Bangs, fringe, breakage — whatever you call it, it'll fit in some butterfly clips.
Summer is great for many things, but having hair isn't one of them. Rather than resort to a drastic chop to my already not-that-lengthy hair, I find myself resorting to any way possible to get the ends off my neck. Who wants a bunch of fur poking and swaddling your already sweaty skin? Not I.
In this pursuit of neck-clearing, I have come up with some unintentionally wacky-but-actually-kind-of-interesting hairstyles — hairstyles I can only deem as "weird girl hair." It's the kind of hair that you'd find on the arty loner girl in a '90s or early '00s teen movie. This is the hairstyle you get when you were attempting another more conventional hairstyle but either couldn't execute it properly or just heaped it up lazily and with no fucks.
If "cool girl hair" is effortlessly disheveled and imperfectly tousled, "weird girl hair" takes that attitude, adds some barrettes or whatever for an unfettered and semi-utilitarian way to not have hair totally in your face but maintain its personality. That's really what it comes down to: hairstyles with personality.
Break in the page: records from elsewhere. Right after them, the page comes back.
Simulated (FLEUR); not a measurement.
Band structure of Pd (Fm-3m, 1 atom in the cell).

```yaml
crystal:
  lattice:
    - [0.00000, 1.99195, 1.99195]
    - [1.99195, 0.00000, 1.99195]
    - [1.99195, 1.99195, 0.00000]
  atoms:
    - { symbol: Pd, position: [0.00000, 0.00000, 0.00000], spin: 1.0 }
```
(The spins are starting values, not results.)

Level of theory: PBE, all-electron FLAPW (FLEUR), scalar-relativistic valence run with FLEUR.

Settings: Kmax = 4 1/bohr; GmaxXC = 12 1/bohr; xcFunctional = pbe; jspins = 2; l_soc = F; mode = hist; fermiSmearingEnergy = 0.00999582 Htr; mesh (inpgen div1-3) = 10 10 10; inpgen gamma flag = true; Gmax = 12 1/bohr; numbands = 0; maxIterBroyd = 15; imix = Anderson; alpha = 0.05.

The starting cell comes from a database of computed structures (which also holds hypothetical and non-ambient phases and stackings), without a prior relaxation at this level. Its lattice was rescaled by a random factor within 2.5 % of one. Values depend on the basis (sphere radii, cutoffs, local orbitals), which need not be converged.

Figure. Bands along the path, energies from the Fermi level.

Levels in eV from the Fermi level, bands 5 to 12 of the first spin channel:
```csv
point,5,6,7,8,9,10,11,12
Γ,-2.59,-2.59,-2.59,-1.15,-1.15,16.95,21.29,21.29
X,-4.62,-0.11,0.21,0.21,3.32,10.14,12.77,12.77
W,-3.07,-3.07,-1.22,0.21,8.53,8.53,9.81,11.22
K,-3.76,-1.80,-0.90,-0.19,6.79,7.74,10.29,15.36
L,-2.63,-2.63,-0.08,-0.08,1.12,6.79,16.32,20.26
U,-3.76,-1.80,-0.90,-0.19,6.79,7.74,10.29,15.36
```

The bun of all buns is not a bun at all — it's a donut. I don't condone use of those mesh donuts, but if you really want to, OK I guess. They make your donut bun-life easier, but I like to earn my donut bun. I also like how it falls apart throughout the day, all Victorian-like.
This is so stupid-easy you probably do it already and don't even know it. You literally just gather all your hair to the front of your head right above your forehead — not the top, not the crown, the front — and spin it into a donut-bun and secure with pins.
For an express updo, just dip your head forward and let gravity do the heavy lifting. While you're down there, you can also pin the back pieces that don't quite make it all into the bun to your head. Don't worry about the piecey tendrils that fall out — let it happen. (That side-swooping bang happening in the photo above? Completely spontaneous.)
It's a top-knot, but the one that goes the extra mile — to your forehead.
Braids are great for using hair to hold itself in some convenient formation. This one looks like some sort of crown-bun of braid, but NO, it is just one giant braid traversing my head laterally from behind one ear to the other side, pinning the tail end in as circular of a formation as I can bend it against the back of my head. That's. Literally. It.
If you have hair longer than mine, this will obviously be easier, less messy, and you'll have more braid to curl into a circle on the back of your head.
See? Just one big ol' horizontal braid — not even catching all those reachy hairs at the bottom (they must live in pins). A dutch braid makes for a cooler pattern. Going from right to left here, the tail of the braid is pinned around the nape of my neck area. It's messy enough down there that it doesn't look super-obvious — this is how you use messiness in your favor. There's literally no way to fuck this up — that is, unless you actually do not know how to braid hair at all. Then perhaps another style is for you.
You know how when you're wearing your hair in a pony or bun and you take it out and it looks all weird and kinked from the hair-tie? Sometimes I think that looks kind of cool, and with some directional coaxing, it could totally be a look all its own.
Well, here's that theory to the max. I created random bends with a flat-iron but only in the middle of the hair shaft. The top is left rather flat and the ends are left to be as straight and sticky-outy as they please.
Adding a barrette is the pièce de résistance that takes this from "disheveled high school art teacher" to "editorial interpretation of said disheveled high school art teacher." The messier the better. Shape and texture is key.
Don't I totally look like some sidekick character in a teen show? You know, the way-more-dimensional character whose fate isn't all about "Will she or won't she end up with handsome high school boy?" The one who's doing way-cool things, like creating a comic book and getting kicked out of college for freeing lab-test bunnies (I'm re-watching The OC and honestly, Summer is leagues much more interesting that Marisa, SHEESH.)
Honestly, if anyone needs more encouragement to wear their hair how the damn well they please, I will be your go-to hype person, for sure. They say people communicate with hair like body language, so why not send some weird signals? Let that frizz-frazz and them curls sproing! It's too hot for suspiciously coiffed hairstyles!